Review process is unnecessarily convoluted and inconsistent

I work for a company that publishes an AddOn/Extension in 3 different web stores - Chrome, Edge and Firefox. We have had our extension in these stores for over 3 years.

I regularly push updates to our extension to the Chrome/Edge store and the extension is reviewed and approved generally within a day. The longest I have waited on these two shops for approval has been a little over 24 hours.

The bulk of our users are using these two browsers, and most of our extension downloads are thru these 2 stores.

Our experience with having our Add On in the Mozilla repository has been abysmal.

First, you required us to bake in a privacy policy and an opt out option (for our analytics tracking) that neither of the other shops required. It took us months to comply with this request, but we did it and got listed back in AOM.

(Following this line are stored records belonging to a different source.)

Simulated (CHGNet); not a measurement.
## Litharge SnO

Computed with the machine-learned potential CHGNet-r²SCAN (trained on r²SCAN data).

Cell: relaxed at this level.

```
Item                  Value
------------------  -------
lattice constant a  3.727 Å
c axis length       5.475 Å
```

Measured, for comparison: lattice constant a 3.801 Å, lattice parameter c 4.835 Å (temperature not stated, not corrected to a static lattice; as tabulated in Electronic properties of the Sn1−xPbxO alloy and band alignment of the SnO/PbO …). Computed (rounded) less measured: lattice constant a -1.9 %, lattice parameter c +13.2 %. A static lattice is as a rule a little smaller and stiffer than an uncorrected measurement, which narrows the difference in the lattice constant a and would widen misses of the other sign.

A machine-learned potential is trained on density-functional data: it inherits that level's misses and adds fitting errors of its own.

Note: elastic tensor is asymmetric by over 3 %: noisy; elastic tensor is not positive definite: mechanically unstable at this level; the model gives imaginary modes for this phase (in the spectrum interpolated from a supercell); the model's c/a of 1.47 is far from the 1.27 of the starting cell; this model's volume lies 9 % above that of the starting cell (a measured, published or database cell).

Now, we’re getting flagged for ‘obfucscated code’ in our extension, even though this same code has been there since the extension was first submitted years ago, and there is clearly nothing nefarious about the code that is (according to your reviewer) “obfuscated” - Just a bunch of key value pairs for CSS that webpack generates when the extension is built.

And neither Chrome or Edge stores require us to submit our source code on EACH submission update, no matter how small. But Mozilla does.

It’s almost like you don’t want people to build and publish extensions for your browser. The declining market share absolutely supports this hypothesis.

As a company, we’re at the point where we don’t think can continue to invest in building for your platform because you have made the process so difficult and nebulous. We avoided building for Safari for many years because the review process Apple puts you thru is also difficult and nebulous. But at least their browser has 3x the share that Firefox does. The ROI at least would justify the hassle. With Mozilla, I’m afraid there is no justification left to carry on.